It was in 1958 that Butterworth was to write one of his most effective and most often performed shorter works for orchestra, The Path Across the Moors, and another evocation of wide open spaces with a haunting melody which came to him one day when idly strumming on the piano and which enchanted his wife. The piece is descriptive of a favourite walk he took almost daily across the moors with his dog, "Piccolo" and conjures up a wonderful atmosphere. Two years later he wrote a similar piece, The Quiet Tarn (Malham), scored for chamber orchestra. This was given its first performance with the BBC Northern under George Hurst together with The Green Wind, which is not inspired by the Yorkshire moors but by a villa of that name on the Côte d'Azur. Meantime he had written another evocative work on a larger scale, premiered with the BBC Scottish under Maurice Miles, Three Nocturnes: Northern Summer Nights, inspired by summer nights spent not on the moors but in the more remote Highlands of Scotland, taking as his starting point a work he had written for solo piano for a fellow student at the RMCM in 1949, Lakeland Summer Nights, but using new material in the final movement.
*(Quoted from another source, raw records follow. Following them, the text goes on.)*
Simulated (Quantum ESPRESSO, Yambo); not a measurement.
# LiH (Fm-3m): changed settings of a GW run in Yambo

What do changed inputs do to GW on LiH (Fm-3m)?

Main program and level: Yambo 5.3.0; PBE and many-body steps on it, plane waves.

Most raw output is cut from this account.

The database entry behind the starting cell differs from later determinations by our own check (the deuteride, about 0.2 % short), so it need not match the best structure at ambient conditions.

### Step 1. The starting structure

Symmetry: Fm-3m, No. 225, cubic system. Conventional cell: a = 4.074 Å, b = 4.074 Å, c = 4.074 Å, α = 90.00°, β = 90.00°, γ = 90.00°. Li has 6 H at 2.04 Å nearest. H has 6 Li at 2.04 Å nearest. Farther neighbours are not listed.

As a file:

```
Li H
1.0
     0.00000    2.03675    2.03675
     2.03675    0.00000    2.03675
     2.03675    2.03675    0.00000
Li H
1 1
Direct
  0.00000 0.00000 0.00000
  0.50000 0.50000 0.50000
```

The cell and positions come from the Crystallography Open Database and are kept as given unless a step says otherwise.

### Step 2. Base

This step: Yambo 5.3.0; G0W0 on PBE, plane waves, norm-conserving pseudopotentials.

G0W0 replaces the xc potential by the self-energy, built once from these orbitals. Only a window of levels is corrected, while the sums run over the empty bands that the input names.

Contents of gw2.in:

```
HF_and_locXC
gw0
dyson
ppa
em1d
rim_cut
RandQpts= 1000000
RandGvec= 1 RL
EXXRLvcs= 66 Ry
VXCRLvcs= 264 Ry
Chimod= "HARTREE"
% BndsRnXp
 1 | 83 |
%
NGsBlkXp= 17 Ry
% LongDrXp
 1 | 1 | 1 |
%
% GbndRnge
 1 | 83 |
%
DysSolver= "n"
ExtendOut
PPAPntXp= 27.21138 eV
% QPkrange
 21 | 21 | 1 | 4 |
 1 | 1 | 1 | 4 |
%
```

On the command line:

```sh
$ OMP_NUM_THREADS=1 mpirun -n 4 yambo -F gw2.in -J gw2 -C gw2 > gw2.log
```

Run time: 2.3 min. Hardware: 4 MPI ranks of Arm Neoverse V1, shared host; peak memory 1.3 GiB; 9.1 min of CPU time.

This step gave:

In 1965 came A Dales Suite, his first significant work for brass band, commissioned by Ermysteds Grammar School in Skipton. It was soon published and has enjoyed a great many performances both in this country and also in Australia. Many years later in 1981, he re-scored the work for orchestra and this splendid new version was premiered by the BBC Concert Orchestra under Ashley Lawrence in 1982 and has also been heard in Australia performed by the Lane Cove Orchestra.

When the First Symphony was performed in Bradford in November 1957 it made such a strong impression that the Bradford Subscription Concerts Society immediately commissioned Butterworth to write them a follow-up symphony for the centenary of its association with the Hallé orchestra in 1965. Like the First Symphony, No. 2 was long in gestation but the composer did not get down to serious work on it until 1963-4. It proved to be another large panoramic work and was duly performed by Sir Adrian Boult with the Hallé during the centenary season, which of course also marked the centenaries of both Sibelius and Nielsen, the significance of which did not escape the composer's attention.

In the meantime, Butterworth had written another very substantial work, unofficially for the BBC Northern but not commissioned or paid for by the BBC. This was The Moors, a suite for large orchestra and organ which evokes the spirit of the moors of northern England at four different seasons of the year, four times of the day and under four differing kinds of weather. It reality it is another full-scale symphony and was first performed under Stanford Robinson in January 1963.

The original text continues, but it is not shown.